Northeastern Section - 37th Annual Meeting (March 25-27, 2002)

Paper No. 0
Presentation Time: 3:25 PM

ALPINE LAKE RECORDS OF VENEZUELAN CLIMATE DURING THE LAST 1,000 YEARS


POLISSAR, Pratigya, Department of Geosciences, Univ of Massachusetts, Amherst, MA 01002-9713, ABBOTT, Mark, Department of Geology and Planetary Science, Univ of Pittsburgh, 4107 O'Hara Street, Room 200 SRCC, Pittsburgh, PA 15260 and WOLFE, Alexander, Department of Earth and Atmospheric Sciences, Univ of Alberta, 1-13 ESB, Edmonton, AB T6G 2E3, Canada, polissar@geo.umass.edu

Tropical regions (30N-30S) are a substantial component of the climate system, covering 50% of the globe. They are an influential factor in both the global energy balance and hydrologic cycle, therefore climatic changes in the tropics can have global climate effects. Here we present preliminary results from a project which aims to reconstruct the Holocene climate history of the Venezuelan Andes on century to millennial timescales using multi-proxy analyses of lake sediment cores.

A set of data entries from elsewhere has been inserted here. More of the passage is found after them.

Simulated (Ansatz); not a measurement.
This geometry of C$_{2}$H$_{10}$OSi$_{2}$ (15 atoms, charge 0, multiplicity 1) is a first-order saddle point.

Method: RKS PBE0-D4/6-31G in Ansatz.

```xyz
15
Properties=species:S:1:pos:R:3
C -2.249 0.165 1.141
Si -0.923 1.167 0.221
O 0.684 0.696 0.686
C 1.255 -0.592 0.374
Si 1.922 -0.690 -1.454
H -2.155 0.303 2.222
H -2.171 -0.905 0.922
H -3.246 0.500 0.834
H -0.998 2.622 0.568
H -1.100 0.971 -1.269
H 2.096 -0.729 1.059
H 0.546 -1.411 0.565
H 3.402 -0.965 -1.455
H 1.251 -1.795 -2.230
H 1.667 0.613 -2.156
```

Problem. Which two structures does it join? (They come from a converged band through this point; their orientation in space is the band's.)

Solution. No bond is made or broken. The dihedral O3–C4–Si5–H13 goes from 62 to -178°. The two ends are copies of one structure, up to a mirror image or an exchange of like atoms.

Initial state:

Evidence from three lakes with in the Cordillera de Merida, Venezuela constrains the timing of neo-glacial conditions in northern South America. Sediments from Laguna Mucubaji, located at 3500m a.s.l., record changes in clastic sediment input reflecting the establishment and fluctuations of glaciers in the watershed. The Mucubaji watershed has maximum elevations around 5000m while the existing glacial limit in the Cordillera is approximately 5200m. Although currently devoid of glaciers, the high elevations in the watershed suggest that small fluctuations in moisture and temperature could lead to the establishment of glaciers. Beginning around 700 BP, clastic sediment flux into L. Mucubaji increases 3-fold suggesting increased glacial activity, likely corresponding to a set of young moraines present in the watershed.

Sediment records from Laguna Blanca and Laguna Verdes Baja reflect changes in lake hydrology highlighting fluctuations of the regional moisture balance. Sedimentologic evidence from Laguna Blanca, a lower elevation lake, indicates relatively dryer conditions at the site during the middle-Holocene and a transition to wetter conditions from 900-600 BP. Older Laguna Blanca sediments are dominated by twigs and leaf litter while younger sediments are devoid of this material and are predominantly fine-grained laminated lake sediments. Sediment geochemistry and diatom species abundance from Laguna Verdes Baja, a periodically closed basin lake located at 4200m a.s.l., suggest changes in the hydrologic status of the lake beginning around 750 BP.

Sediment evidence from these lakes, along with other lake records from the Cordillera de Merida suggest that cooler and wetter conditions were responsible for glacial expansion during the last 1000 years.